Can you upload what you did for the earlier parts? I'll have a look at it later this afternoon if it's not been sorted by someone.
Reply 4
Original post by mqb2766
Can you upload what you did for the earlier parts? I'll have a look at it later this afternoon if it's not been sorted by someone.

Sure, I hope it's easy to read. Thank you so much.
3DADCA69-4948-4051-AF96-2C65CD50C6A5_1_201_a.jpeg
Reply 5
Original post by amell1234
Sure, I hope it's easy to read. Thank you so much.
3DADCA69-4948-4051-AF96-2C65CD50C6A5_1_201_a.jpeg

Working it through at the moment, and it seems like they want you to split the motion up into two regions
* x < M0 equilibrium position
* x >= M0 equilibrium position
So effectively you'll have two half periods added together. The spring constant will be different in each region.
(edited 3 years ago)
Reply 6
Original post by mqb2766
Working it through at the moment, and it seems like they want you to split the motion up into two regions
* x < M0 equilibrium position
* x >= M0 equilibrium position
So effectively you'll have two half periods added together. The spring constant will be different in each region.

Thank you so much. That is what I have tried but I will try again and see if I can find any mistakes
Reply 7
Original post by amell1234
Thank you so much. That is what I have tried but I will try again and see if I can find any mistakes

Again, can you upload what you've tried? I'm fairly tired today and plodding ...
Reply 8
Original post by mqb2766
Again, can you upload what you've tried? I'm fairly tired today and plodding ...

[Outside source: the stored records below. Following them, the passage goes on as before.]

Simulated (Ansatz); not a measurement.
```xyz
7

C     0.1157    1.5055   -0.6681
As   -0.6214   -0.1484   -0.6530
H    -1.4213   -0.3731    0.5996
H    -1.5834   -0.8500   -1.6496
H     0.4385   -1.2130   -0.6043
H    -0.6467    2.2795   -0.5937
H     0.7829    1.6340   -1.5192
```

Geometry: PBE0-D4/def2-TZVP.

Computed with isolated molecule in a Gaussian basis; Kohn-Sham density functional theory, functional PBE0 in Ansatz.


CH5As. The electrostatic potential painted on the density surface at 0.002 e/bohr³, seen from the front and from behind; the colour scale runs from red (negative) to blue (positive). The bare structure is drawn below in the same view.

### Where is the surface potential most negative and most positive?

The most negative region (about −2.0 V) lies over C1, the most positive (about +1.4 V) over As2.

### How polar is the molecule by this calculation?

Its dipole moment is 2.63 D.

I found this video on youtube https://www.youtube.com/watch?v=ZpmCZLypUxQ&ab_channel=IsaacPhysics
So i did what they tried but i carried on getting that k1=k2=g/alpha1

So then I thought it would have one half of the motion where there is just k1 and then the other half where there is k1+k2 and added the two half periods together but that didn't work.
Here are my workings:

Screenshot 2020-11-19 at 19.30.23.jpg
Thank you so much for your help I really appreciate it :smile:
Reply 9
Original post by amell1234
I found this video on youtube https://www.youtube.com/watch?v=ZpmCZLypUxQ&ab_channel=IsaacPhysics
So i did what they tried but i carried on getting that k1=k2=g/alpha1

So then I thought it would have one half of the motion where there is just k1 and then the other half where there is k1+k2 and added the two half periods together but that didn't work.
Here are my workings:

Screenshot 2020-11-19 at 19.30.23.jpg
Thank you so much for your help I really appreciate it :smile:

Cheers. I'm zonked for the evening, will get it sorted in the morning. The approach is about right, just need to get the second spring sorted properly.
Original post by amell1234
I found this video on youtube https://www.youtube.com/watch?v=ZpmCZLypUxQ&ab_channel=IsaacPhysics
So i did what they tried but i carried on getting that k1=k2=g/alpha1

So then I thought it would have one half of the motion where there is just k1 and then the other half where there is k1+k2 and added the two half periods together but that didn't work.
Here are my workings:

Screenshot 2020-11-19 at 19.30.23.jpg
Thank you so much for your help I really appreciate it :smile:

As a bit of a bump, it looks like the second spring, K2, is shorter than the one in parts A-C and that's part of the solution.
It looks like it's easier to consider the displacement from the top of the second spring so for the first spring, the displacement is
x+X
Where X is the difference in spring length = alpha_1*M_0 and x is the subsequent displacement for both springs. For a mass M > M_0, you should get for the equilibrium displacement
x = alpha_2*(M - M_0)

Ok with that? There's an elegant simplification when you solve for K2 and it's related to
https://www.johndcook.com/blog/2009/03/26/springs-and-resistors-harmonic-mean/
(edited 3 years ago)
Reply 11
Original post by mqb2766
As a bit of a bump, it looks like the second spring, K2, is shorter than the one in parts A-C and that's part of the solution.
It looks like it's easier to consider the displacement from the top of the second spring so for the first spring, the displacement is
x+X
Where X is the difference in spring length = alpha_1*M_0 and x is the subsequent displacement for both springs. For a mass M > M_0, you should get for the equilibrium displacement
x = alpha_2*(M - M_0)

Ok with that? There's an elegant simplification when you solve for K2 and it's related to
https://www.johndcook.com/blog/2009/03/26/springs-and-resistors-harmonic-mean/

OMG thank you so much. I used that to find k1+K2=g/alpha2 which gave me the right answer. :smile:
Original post by amell1234
OMG thank you so much. I used that to find k1+K2=g/alpha2 which gave me the right answer. :smile:

It's a bit of a slog to solve for K2, but a good exercise as it's ~ the "harmonic difference" of the two alphas.
Hi there, sorry to jump on this thread, but I am stuck on the final part, E. So far, I drew the force - extension graph, and came to the conclusion that M_0 + 1/a_2 (A - a_1 * M_0) is the maximum reading. I then used conservation of energy at the amplitude of oscillation:

M_0 * g * A = 1/2 K_1 * A^2 + 1/2 K_2 * (A-a_1M_0)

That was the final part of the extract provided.